The Petersen’s Bugatti exhibit shows a family of artists and their creations
When the Petersen Automotive Museum closed in 2014 for a complete makeover, patrons and the public had trouble conceiving what lay ahead. Since first opening in 1994, the Petersen had offered hokey displays of cars in quaint naturalistic backdrops. You went once, enjoyed it and checked the soles of your shoes for manure on the way out.
The museum reopened in December 2015, but it’s the “The Art of Bugatti,” the new exhibit on display through Fall 2017, that exemplifies what the Petersen’s promoters meant when intimating a higher concept that would help the museum step toward greatness. Rather than a random sampling of automotive prizes and curiosities, which is how most car museums approach their business, the new Petersen would present cars as art and deliver the patron to the point of profundity, as any great museum will do.
As it turns out, Bugatti is the perfect linchpin for the undertaking. “This is the most significant Bugatti exhibition ever mounted,” said Stefan Brungs, the Bugatti Automobiles board member who came from Molsheim for the opening and brought along a new Bugatti Chiron, to stay a few weeks. Nearly all of the classic Bugatti cars and art collectibles displayed are from the collection of the Petersen’s chairman Peter Mullin, who first became enamored of French automotive design when he went out exploring after a Paris business meeting was canceled.
His acquiring so many great cars in the decades since is one thing, but what about these other treasures?

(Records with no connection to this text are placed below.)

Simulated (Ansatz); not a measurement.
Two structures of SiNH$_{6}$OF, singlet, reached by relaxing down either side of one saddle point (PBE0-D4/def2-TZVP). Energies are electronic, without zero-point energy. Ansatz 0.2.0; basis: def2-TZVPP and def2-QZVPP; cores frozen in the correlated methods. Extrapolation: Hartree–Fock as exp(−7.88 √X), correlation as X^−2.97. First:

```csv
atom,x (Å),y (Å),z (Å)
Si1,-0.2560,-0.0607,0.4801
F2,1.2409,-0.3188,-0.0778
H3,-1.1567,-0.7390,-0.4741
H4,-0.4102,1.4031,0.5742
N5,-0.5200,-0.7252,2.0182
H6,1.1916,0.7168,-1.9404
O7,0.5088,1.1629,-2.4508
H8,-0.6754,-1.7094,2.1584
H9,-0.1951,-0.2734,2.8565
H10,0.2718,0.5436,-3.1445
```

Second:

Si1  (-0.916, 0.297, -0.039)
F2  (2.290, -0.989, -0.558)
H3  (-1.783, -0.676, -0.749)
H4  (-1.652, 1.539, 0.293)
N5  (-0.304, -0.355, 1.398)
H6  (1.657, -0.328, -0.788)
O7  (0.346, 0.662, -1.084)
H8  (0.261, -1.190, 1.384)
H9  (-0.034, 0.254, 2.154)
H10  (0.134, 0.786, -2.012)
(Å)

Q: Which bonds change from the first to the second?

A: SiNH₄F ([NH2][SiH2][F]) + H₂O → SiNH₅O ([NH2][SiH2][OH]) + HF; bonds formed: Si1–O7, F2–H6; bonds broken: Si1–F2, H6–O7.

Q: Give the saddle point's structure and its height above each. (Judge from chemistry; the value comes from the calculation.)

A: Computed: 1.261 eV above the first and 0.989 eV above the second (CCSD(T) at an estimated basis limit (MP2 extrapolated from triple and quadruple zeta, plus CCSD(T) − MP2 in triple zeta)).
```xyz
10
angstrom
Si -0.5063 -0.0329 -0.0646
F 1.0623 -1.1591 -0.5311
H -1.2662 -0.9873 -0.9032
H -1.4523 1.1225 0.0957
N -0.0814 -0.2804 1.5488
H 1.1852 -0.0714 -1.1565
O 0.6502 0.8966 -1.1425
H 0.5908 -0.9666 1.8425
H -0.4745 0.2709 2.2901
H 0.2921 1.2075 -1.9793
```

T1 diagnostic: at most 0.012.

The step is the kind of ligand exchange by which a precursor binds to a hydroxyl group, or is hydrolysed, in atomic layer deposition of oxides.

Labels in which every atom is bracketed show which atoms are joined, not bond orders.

“It’s kind of a passion, and I have a bias toward action,” Mullin said in an interview during the opening. “If something comes into my head, I say to myself not ‘Should I do it?’ I say to myself, ‘Why shouldn’t I do it?’ If I have the discipline and the focus and the capacity, then I love to achieve these visions and see if I can’t add them to the collection and then show them to the public, which is really what I’m about here.”
What Mullin helps us to understand about Bugatti is the extent of artistry and artisanship within the family. For starters, the program describes the family’s patriarch, Carlo Bugatti, as “an audacious and widely admired decorative artist.”
Born in 1856, Carlo painted, created jewelry and invented musical instruments. Receiving special emphasis are his unique and sometimes impossibly intricate furniture pieces. A desk created in 1902 – the year of his triumphant “Snail-room” collection in the International Exhibition of Modern Decorative Art, held at Turin—blends Moorish (“Mauresque”) touches with Art Nouveau forms and meticulous surfacing of the type we would later see on son Ettore’s cars.
If “The Art of Bugatti” is to be faulted for anything, it’s for not even more boldly underscoring such connections. For instance, the extent of Carlo’s renown and self-regard isn’t clear. As we learn elsewhere, when the Queen of Italy congratulated him on his mastery of the Mauresque style, he imperiously responded, “You are mistaken, majesty, this style is mine.” Nor is it apparent that Carlo’s quest to identify the “ideal shape” found eventual expression in Ettore’s radiator grilles.
With a father as gifted and accomplished as Carlo, it comes as no surprise his sons were prodigies. The exhibit offers plenty of four-wheel Bugattis, starting with the beautiful simplicity of the 1925 Type 35C Grand Prix. Here, we are helpfully reminded that the “all-in-one wheel rims, spokes and brake drums were cast as a single piece of aluminum that could be replaced with only one nut.”
As dogged as Mullin has been in building his collection, not even he could land a 1932 Type 41 Royale, of which only seven were built and six survive. Lucky for us, Bugatti Automobiles has lent its own example to the exhibit. The behemoth starts with a mascot depicting a trumpeting elephant on hind legs, a sculpture created years earlier by Ettore’s younger brother, Rembrandt. After 12.7 liters of straight-eight engine and 21 feet of Coupé de Ville bodywork, it’s very clear this is no mere Rolls-Royce.
Between the lithe racing car and grandiose limousine, there is pretty much every other important Bugatti you can name, including a breathtaking Type 57SC Atlantic.
A selection of Rembrandt Bugatti’s bronzes help to round out the exhibit. As a preeminent animalier, Rembrandt devoted himself to capturing in bronze the grace and power of animals. The Art Nouveau collector S. Joel Schur might have had more of Rembrandt’s pieces, but here we still enjoy a generous sampling—and their beauty is attended by the tragic story of the sculptor’s suicide after his beloved zoo animals had to be put to death during World War One.
The plethora of Bugattis united for this exhibit is elevating enough on its own, and as the major contributor, Mullin deserves all accolades. As he said, though, “I have no interest in storing away stuff in a dark corner and bringing down a couple of friends by candlelight to look at it.”
But “The Art of Bugatti” also serves to endorse the broader vision behind the museum’s makeover and the new mission of presenting cars as art. Of course, a large salon full of Bugattis – whether they’re rendered in aluminum, walnut, or bronze – is a good way to start.